Tim Jones and Andrew Martin of the Chicago Tribune have a great article on rural opposition to concentrated animal feeding operations (CAFOs). Neighbors of such facilities, which feed and produce waste from hundreds or thousands of pigs, frequently experience air and water pollution. CAFOs have been challenged under various federal environmental statutes and under nuisance and zoning law. (Per the National Agricultural Law Center.)
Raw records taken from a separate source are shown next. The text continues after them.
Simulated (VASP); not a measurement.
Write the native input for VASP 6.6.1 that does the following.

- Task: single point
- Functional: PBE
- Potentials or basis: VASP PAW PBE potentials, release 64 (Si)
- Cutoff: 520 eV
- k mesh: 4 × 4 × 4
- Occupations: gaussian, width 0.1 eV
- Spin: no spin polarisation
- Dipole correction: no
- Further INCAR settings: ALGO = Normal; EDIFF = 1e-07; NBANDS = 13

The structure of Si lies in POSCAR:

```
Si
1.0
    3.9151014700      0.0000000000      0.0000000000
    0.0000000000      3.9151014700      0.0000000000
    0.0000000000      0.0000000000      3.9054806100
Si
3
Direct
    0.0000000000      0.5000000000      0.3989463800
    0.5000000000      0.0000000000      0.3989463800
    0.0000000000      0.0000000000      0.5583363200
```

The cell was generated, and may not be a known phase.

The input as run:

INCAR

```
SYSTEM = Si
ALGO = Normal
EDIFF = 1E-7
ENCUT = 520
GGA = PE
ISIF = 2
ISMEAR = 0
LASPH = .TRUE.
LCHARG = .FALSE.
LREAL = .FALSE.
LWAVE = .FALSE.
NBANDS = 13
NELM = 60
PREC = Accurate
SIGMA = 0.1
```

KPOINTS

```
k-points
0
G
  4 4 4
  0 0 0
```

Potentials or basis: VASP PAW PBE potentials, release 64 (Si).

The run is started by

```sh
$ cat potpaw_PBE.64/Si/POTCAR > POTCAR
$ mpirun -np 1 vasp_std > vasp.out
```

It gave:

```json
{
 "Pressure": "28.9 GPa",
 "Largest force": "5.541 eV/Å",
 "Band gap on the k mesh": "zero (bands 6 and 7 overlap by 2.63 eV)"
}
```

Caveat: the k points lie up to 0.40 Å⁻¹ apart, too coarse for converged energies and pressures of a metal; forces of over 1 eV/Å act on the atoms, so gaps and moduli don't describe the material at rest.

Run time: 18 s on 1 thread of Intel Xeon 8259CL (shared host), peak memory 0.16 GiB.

Jones and Martin's "hog wars" article discusses the different ways states have dealt with county-wide bans of feeding operations. In Missouri, fourteen counties have banned larger operations and agribusiness is fixing to pass a statewide law to end such bans. In Illinois, the legislature has already transferred the power to approve such operations into the control of a commissioner who farms pigs himself. In fact, Illinois legislators, an otherwise relatively progressive bunch, are considering legislation which would only allow facilities to be challenged as nuisances once they are already polluting, rather than before they are built. (Hat tip: Families Against Rural Messes.) There is a lot of posturing going on here--e.g.,"[f]armers are not effete, Northeastern tailpipe sniffers," "[i]t's the new Civil War"--but it would great for humans and animals both if these CAFOs could be shut down. Hog wars, yet another reason to support soy farmers.

See also (3/18/06): As with hogs in Missouri, so with cows in Wisconsin. Recent grassroots action against large dairy operations has perhaps been canceled out by a state bill standardizing permits for building such "megafarms", reports the Appleton Post-Crescent.